Newburgh officials are discussing how to reduce fire and police department overtime that is on pace to fall far short of more than $700,000 in hoped-for cuts

By Leonard Sparks
The Times Herald-Record

NEWBURGH, N.Y. — Tapping reserves. Reducing spending. Hiring more firefighters and police officers.

Those are some of the measures the City of Newburgh is discussing to plug an expected hole in this year’s $44.6 million budget and then reduce fire and police department overtime that is on pace to fall far short of more than $700,000 in hoped-for cuts, Mayor Torrance Harvey said.

Comptroller Kathryn Mack has already instituted a citywide hiring freeze, and Newburgh has roughly $4.4 million in unrestricted, unassigned general fund reserves.

City officials are also exploring raising police officer salaries and identifying federal and state grants to address manpower shortages that fire and police officials blame for increasing overtime, Harvey said.

At its current rate of overtime spending, Newburgh’s police department will fall far short of the $424,000 in savings called for in this year’s budget. Newburgh’s fire department, which was supposed to save $320,000 in overtime this year, is also projected to fall short of its target.

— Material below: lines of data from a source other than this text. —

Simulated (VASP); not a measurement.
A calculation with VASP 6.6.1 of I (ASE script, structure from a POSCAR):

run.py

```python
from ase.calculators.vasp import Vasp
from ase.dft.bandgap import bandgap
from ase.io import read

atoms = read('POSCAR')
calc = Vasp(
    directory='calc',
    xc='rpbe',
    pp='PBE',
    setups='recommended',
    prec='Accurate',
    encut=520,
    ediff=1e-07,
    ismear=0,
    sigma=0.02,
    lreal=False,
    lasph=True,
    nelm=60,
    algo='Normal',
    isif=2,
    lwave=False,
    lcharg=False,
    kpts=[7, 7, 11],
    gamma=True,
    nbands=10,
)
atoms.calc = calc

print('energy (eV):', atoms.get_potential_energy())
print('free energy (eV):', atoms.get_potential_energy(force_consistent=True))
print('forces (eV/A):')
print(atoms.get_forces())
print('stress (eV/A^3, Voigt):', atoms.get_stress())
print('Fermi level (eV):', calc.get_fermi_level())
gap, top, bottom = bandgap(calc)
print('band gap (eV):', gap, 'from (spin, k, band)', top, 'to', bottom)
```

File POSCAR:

Through June 21, police department overtime stood at $599,691, just $1,448 less than the same point last year. Spending on fire department overtime was $483,284 through June 21, an amount $122,505 higher than last year.

“We’re looking at, if we know that’s going to happen, what will it cost us to look at other options -- increasing the rank and file in both police and fire, and then what does it look like if we were to increase salaries to retain,” Harvey said.

Overtime paid out to Newburgh’s police department totaled nearly $1.6 million in 2017, representing about 20 percent of the $7.7 million in gross department pay last year, according to the comptroller’s office.

Members of Newburgh’s fire department earned roughly $942,400 combined in overtime last year, a figure that is about 16 percent of total gross income for the department.

Acting Fire Chief Terry Ahlers said earlier this month that he has unsuccessfully asked Newburgh’s administration to promote additional officers and hire a “floater” to fill vacancies without paying off-duty personnel overtime.

Overtime to fill just vacation requests for assistant chiefs runs around $57,000 a year, while promoting someone to assistant chief to fill absences would cost $18,000, he said during a July 5 City Council work session.

“By making an $18,000 promotion, we could save at least $40,000 per year just on the assistant chief position,” said Ahlers, an assistant chief whom the city must pay overtime for his duties as acting chief.

The police unions representing Newburgh’s patrol officers and sergeants and lieutenants issued a press release Sunday in which they said overtime costs could be reduced if salaries were raised to prevent manpower shortages and vacancies when officers take higher-paying positions in other municipalities.

Of the 62 officers who left Newburgh’s police department in the last five and a half years, 25 departed for “higher paying, better ‘quality of Profession’ positions” in neighboring departments, the unions said.

In 2003 the city had 103 officers compared to the current 80, according to the unions.

“We’ve got to be creative and innovative in putting our heads together,” Harvey said. “Instead of fighting about it, we got to come together as a community.”